A great number of small business owners have a constant urge to expand. Of course, the mere idea of expanding and becoming a “big” business known to thousands and millions of people is fascinating. However, expansion is not all about finding a new office space and hiring new employees to fill the vacant seats.
There is much more to expansion than most small business owners realize. It is unfortunate that a larger population of these business owners is only focused on the benefits of expanding while completely omitting the challenges that entail business expansion. Let’s take a look at some of the most common challenges, concerns and considerations before you expand your small business.
Major Pitfalls to Avoid before Expanding a Small Business
- Outdated Information of Market Conditions
Too often, the decision to expand taken by most small business owners is based on information that is many months old. The important thing to consider here is continuous market research. An idea that seemed like it will lead the market a few months ago might be an average offering today.

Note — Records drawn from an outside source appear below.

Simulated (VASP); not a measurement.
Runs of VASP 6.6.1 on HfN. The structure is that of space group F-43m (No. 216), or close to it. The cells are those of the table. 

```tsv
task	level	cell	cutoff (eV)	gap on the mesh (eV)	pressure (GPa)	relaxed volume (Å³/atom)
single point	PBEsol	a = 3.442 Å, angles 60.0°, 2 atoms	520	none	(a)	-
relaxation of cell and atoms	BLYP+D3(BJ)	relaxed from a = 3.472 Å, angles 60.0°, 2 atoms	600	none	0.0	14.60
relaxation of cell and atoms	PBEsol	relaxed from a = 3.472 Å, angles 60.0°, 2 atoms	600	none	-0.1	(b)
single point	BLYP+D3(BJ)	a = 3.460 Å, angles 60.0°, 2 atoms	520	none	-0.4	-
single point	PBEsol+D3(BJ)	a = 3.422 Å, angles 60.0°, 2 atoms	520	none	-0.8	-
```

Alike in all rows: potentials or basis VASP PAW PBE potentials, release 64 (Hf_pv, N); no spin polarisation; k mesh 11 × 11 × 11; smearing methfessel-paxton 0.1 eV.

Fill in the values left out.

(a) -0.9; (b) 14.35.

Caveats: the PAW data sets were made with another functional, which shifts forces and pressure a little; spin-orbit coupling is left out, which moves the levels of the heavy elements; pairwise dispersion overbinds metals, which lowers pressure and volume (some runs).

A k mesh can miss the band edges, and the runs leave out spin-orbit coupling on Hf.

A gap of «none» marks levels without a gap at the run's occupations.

For example, you might have landed in the market with a unique product, and its sudden popularity might make you think you should expand as soon as possible. What you don’t realize is that the acceptance and popularity rate of your product can diminish with time. The big reason behind that is the competitors who can imitate anything that you have created.
It does not matter if you have patented the technology, method or the product itself before launching it. Your competitors will always find some way to imitate and emulate your products. A great example of this is Apple, the tech giant that patented the touchscreen technology. You can see there are more non-Apple touchscreen smartphones in the world today than Apple’s own iPhone.
- Regional Limitations
When you are expanding your business into new territories, you must know them well. You cannot expect people to react to your offerings, marketing methods, advertising tactics in the same way everywhere. In fact, cultural considerations are an extremely important consideration when businesses are expanding.
You don’t have to be expanding to a completely new country to consider culture. There are many things that people in one state might love and people in another state completely hate.
These considerations have to be made based on the type of business you have. If your business has some cultural dependencies, you have to be very careful with where you are thinking of expanding your business operations.
- Cash Flow Challenges
You need to be on top of your cash flow before you expand. Cash flow is important for any business, but it is essential when it comes time for expansion. It does not matter how much money you are expecting to come into the business after making the expansion move; it is going to require a lot of money upfront too.
This is the time when you have to stop thinking about the revenue and start focusing on your income. Your revenue does not tell you how feasible it is for you to expand your business. It is the money that you can use without affecting your current operations that matter in the expansion.
Look at your profits and see how big they are. If your profits are small, don’t just assume that things will be fine and you should just make a move. You don’t want to create a situation where not only you fail with expansion but affect your existing operations as well.
- Technological Issues
The way modern businesses operate, technology goes wherever your business goes. Many small business owners think of expansion only regarding new office space, furniture, and new employees, but that’s not the case. Today’s businesses rely heavily on technologies, both hardware, and software. When your business expands, you have to support it with better hardware but what’s more important is the software side.
Unless you are using a cloud solution for your database and other internal tasks and activities, you will have to spend a lot of time in arranging the right system. Syncing information across multiple locations and managing bigger databases with more accounts and information can be a challenge in the beginning.
- Overestimating Business Popularity
Some businesses that start with a unique idea and get attention from media fast are able to reap great benefits from sudden demand spikes. This situation often makes business owners feel that they should expand as soon as possible. What they don’t realize is that this is only the “trial” period for customers in their minds.
Even if they like your product, in the beginning, it does not mean they have put full trust in your offerings. A onetime purchase does not translate to loyal customers and repetitive purchases. You might have received a great response from customers when you started the business but wait for some time to know if your customers have started to repeat.
It is only the number of repeat customers that can tell you if your product/service has been a success. It could be a nightmare for you if you start getting negative reviews from your first customers as soon as you expand into new markets and locations. You could end up creating too much inventory that no one is willing to buy.
- Underestimating Growth of Employees
While a lot of things get overestimated by new business owners before expansion, there are some things that they underestimate. Sometimes, business owners are not able to fully foresee their growth regarding employees.
They arrange new space to continue business operations in a new location without realizing that the growing number of employees will force them to expand their office space again. Not only is it inefficient but it could lead to a lot of hassle for the working employees if the expansion of office space takes place while they are working there.
The most important thing to keep in mind when you have your own business, and you are considering expansion regarding business operations or product/service offerings, is patience. Always take your time before making a move because when you are a small business, you don’t have a lot of support to recover from huge financial losses like large enterprises do.